Before June, I thought only the sad and desperate ate garbage. Then I discovered the freegans — (free + vegan). A freegan is a person who has decided to boycott capitalist society by severely curtailing consumption of resources through reusing, recycling. Taking the expression “Waste not, want not” to its extreme conclusion, freegans try not to purchase anything up to and including food. Instead, they rely on bartering and what the rest of us leave for the garbageman.

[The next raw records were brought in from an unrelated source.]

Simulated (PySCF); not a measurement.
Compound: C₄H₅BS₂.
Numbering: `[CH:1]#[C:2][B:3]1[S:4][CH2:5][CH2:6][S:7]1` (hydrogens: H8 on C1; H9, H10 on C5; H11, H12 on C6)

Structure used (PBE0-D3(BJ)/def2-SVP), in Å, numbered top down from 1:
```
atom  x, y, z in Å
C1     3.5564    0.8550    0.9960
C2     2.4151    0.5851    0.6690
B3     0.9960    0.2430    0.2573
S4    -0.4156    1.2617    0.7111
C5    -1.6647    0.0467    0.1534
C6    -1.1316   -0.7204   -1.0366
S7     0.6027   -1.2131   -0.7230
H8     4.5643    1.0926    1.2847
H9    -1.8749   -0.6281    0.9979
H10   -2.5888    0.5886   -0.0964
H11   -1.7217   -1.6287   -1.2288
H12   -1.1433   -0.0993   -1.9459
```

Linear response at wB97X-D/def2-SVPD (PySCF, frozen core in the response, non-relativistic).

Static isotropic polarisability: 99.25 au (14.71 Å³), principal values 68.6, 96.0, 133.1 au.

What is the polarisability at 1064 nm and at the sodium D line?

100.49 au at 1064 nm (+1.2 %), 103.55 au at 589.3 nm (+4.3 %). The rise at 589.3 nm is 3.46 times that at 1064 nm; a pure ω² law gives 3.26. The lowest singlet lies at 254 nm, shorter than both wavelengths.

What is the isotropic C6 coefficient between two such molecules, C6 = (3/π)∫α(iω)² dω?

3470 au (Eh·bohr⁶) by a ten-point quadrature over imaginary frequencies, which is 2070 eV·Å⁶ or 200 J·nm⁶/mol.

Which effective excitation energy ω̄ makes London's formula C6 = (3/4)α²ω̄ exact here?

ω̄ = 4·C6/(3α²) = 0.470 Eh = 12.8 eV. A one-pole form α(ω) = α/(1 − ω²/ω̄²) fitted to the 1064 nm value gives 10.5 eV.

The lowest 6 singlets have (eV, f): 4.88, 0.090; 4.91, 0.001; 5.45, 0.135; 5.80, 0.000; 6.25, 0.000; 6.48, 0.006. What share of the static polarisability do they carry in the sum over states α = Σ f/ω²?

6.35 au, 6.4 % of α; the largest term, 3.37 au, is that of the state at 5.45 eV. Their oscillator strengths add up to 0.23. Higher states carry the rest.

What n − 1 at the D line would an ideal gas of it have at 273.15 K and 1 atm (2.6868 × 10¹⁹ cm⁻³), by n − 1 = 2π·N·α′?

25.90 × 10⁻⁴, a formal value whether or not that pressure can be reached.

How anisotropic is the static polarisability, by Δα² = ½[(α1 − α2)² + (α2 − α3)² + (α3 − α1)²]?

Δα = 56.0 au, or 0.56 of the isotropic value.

An innocent idea was born. I would live as a freegan for a month. I had nine rules: I would be a vegan who bought nothing but local and/or organic food. I would use only ecofriendly transportation, cut my electricity bill in half, erase my carbon footprint . That’s tough work for an eBay-loving, omnivorous, cigarette-smoking shopaholic. But I would transform myself into an eco-princess — a green goddess. That’s not exactly what happened.
Day 1: I want a Diet Coke. I am craving sugar. Sometimes a 75-cent packet of Skittles is all that prevents a co-worker from getting slapped. I see waste everywhere. I feel guilty about everything — doing my laundry, leaving my computer on at night, relaxing in the shower, BUYING FOOD AT THE GROCERY STORE. How can absolutely everything I’ve been taught to do to survive be wrong?
Day 2: Caught in the rain, unable to buy an umbrella and late for work. Not a good start. I whine. Lesson #1: People don’t want to hear about your moral superiority or the difficulty of a choice you made voluntarily.
Day 3: I watched a freegan “trash tour”. You would be surprised at what freegans find in the garbage. I saw trash bags full of bagels so fresh that when they were opened, the air filled with the aroma of freshly baked bread. I also saw canned goods and even toilet paper among the rubbish.
Days 4-6: Who knew you could gather wild parsnips, bay leaves and sorrel for your dinner in Brooklyn’s Prospect Park?
Day 8: Who has time to forage after a hard day’s work? Why do I have to make sacrifices for this planet? Don’t let anyone tell you going green is easy. It’s not. It is hard work. There are just so many things to do — pack my organic lunch, unplug all my chargers, turn off my computer and put scraps in the compost.
Day 14: I hate being a vegan. I feel like I’m starving to death out of guilt over being at the top of the food chain. I’ve lost 12 pounds and have lots of energy. So what? Oh, and it is impossible to compost in a house with three cats.
Days 24-26: My poor husband was nearly strangled when he put a non-organic lemon in my iced tea. We are getting a little testy with each other. Some people say meat makes you aggressive. But meat’s got nothing on deprivation. Being a freegan is lonely. I didn’t want to hang out with my freegan mentors because I feel like a pretender. And I don’t want to see my friends — I don’t want to be a killjoy.
Day 31: I expected to go flying back into the arms of my local Target. I can’t. I know, I whined a lot. But we can’t deny that our planet is warming. I think I’ll try moderation. I’d like to be part of the solution rather than part of the problem. And with the twelve hundred dollars I saved, I can now retire two weeks earlier than I planned. Recycle, reuse, renew? You bet. Shopping in the trash? Sorry, can’t do it.